Heroes in war movies rally the troops by pronouncing: failure is not an option. Heroes at the forefront of cybersecurity know better: failure is practically unavoidable. To protect businesses, the new name of the game is visibility. Monitor your computing environment, recover from attacks quickly, and learn from breaches so no attackers’ ploy will work twice.
Businesses must assume today that most infiltration defenses will fail – and deal with that reality.
Let me explain.
Securing a corporate computing environment is not a simple job. Most networks today include a jumble of defense products added over time. Add the challenge of “BYOD” (bring your own device) with employees plugging their own, often hackable, personal phones and tablets to the network. The result is a messy infrastructure where full protection from cyberattacks is usually an impractical goal.
The last two years show that no matter how robust the external defenses, a determined and persistent adversary can find a way to ransack a corporate network. In fact, the attackers’ malware typically does its damage for weeks or months before losses are detected. One dirty secret of corporate hacking episodes is that the adversary’s code can be nearly impossible to remove – even after it’s discovered. The hack may have made headlines months ago, but there’s a good chance the hackers are still in there.
Trying to stop cyber criminals from entering your network still remains necessary and critical to a robust security strategy. But the focus in corporate cyber defense is subtly shifting – from trying to prohibit the bad guys from getting in to minimizing damage done by the bad guys stealing information.

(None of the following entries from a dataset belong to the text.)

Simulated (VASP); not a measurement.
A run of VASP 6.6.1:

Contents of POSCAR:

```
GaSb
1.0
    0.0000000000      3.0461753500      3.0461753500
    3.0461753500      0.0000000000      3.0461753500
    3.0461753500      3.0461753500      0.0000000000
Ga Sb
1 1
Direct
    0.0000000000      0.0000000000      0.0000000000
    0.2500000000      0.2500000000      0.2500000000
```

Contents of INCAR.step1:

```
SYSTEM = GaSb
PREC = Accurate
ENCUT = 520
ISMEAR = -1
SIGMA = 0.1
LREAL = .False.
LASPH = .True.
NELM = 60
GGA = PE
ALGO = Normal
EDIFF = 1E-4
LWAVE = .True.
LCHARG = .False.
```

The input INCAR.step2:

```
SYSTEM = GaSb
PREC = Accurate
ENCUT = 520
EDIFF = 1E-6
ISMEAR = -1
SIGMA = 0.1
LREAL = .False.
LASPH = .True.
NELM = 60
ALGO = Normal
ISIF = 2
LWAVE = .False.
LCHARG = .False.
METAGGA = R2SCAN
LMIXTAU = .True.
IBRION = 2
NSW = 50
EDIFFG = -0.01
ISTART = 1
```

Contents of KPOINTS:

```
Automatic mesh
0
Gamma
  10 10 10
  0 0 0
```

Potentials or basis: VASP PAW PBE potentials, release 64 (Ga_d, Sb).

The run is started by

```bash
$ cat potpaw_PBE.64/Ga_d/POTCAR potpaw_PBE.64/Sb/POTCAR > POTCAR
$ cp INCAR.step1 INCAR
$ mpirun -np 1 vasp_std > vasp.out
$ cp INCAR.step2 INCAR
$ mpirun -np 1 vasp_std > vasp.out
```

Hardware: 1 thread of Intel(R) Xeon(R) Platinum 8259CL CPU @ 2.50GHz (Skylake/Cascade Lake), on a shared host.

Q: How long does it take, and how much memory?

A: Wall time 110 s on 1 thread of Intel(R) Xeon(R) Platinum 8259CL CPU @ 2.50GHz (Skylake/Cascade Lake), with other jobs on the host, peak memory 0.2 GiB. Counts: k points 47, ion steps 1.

There are two new secret weapons for businesses trying to protect personal data.
The first is network visibility – a way to see who is on your network every minute, map their locations, and know everything they are accessing. When corporate security managers have a real-time view of every connected device, every authorized user, and every malware link clicked on by the careless or unwary, they have a far better chance of pinpointing the small minority but highly damaging incoming threats.
The best protection approach is to detect strange, out-of-profile behavior on the network; launch a coordinated response; and have a security architecture that “learns” from attack event data.
The second secret weapon is speed. Once you – or your software – become aware of a breach, how long until you are aware of exfiltration attempts, block them, and actually fix the issue? Remediation is more important than placing blame, and speedy remediation is a function of visibility. The faster you see and size up a rip in your safety net, the faster the net gets back to normal. Repairing a breach with speed and confidence limits damage done to public trust.
The new, real-world view: We may not always be able to stop them from getting in, and we may not be able to completely flush them out – but we can make it extremely difficult to get out with anything useful. So difficult, in fact, that most attackers will give up and go looking for a softer target. Which should suit cyber defenders just fine.
The old way of betting the farm on endpoint monitoring is no longer an effective strategy. This is not a border war anymore. Today’s cybersecurity landscape is more like urban warfare, where cyber criminals have to be rooted out door to door. And they are well-funded cyber criminals. Spending by our adversaries is skyrocketing while Global 2000 IT budgets grow at just 3 to 4 percent per year.
To keep pace, businesses must not only invest more, and adopt a visibility-and-speed strategy, but push for:
- New government policy that improves sharing of threat information – though sadly the 2015 Cybersecurity Information Sharing Act (CISA) remains stalled in Congress. Adversaries are incredibly collaborative; we fall short. We are boxing with one arm tied behind our backs until we have an information-sharing framework that involves businesses, private security interests, governments worldwide, and consumers.
- IT systems that talk to one another, so when a threat is detected it is rapidly shared and recognizable to multiple defense systems.
- A shift in user culture toward smarter, safer practices. The majority of corporate breaches are triggered by user error. Neither government nor industry can solve this problem without individuals understanding their responsibility in the security equation.
It would be overly pessimistic to call the cybersecurity battle unwinnable. But for businesses to gain the upper hand, they must adopt the creative and collaborative skills of cyber criminals who are out to get them. Acknowledging that cyber defenses occasionally will fail is not accepting defeat. It’s a stepping-stone to more effective corporate security strategy.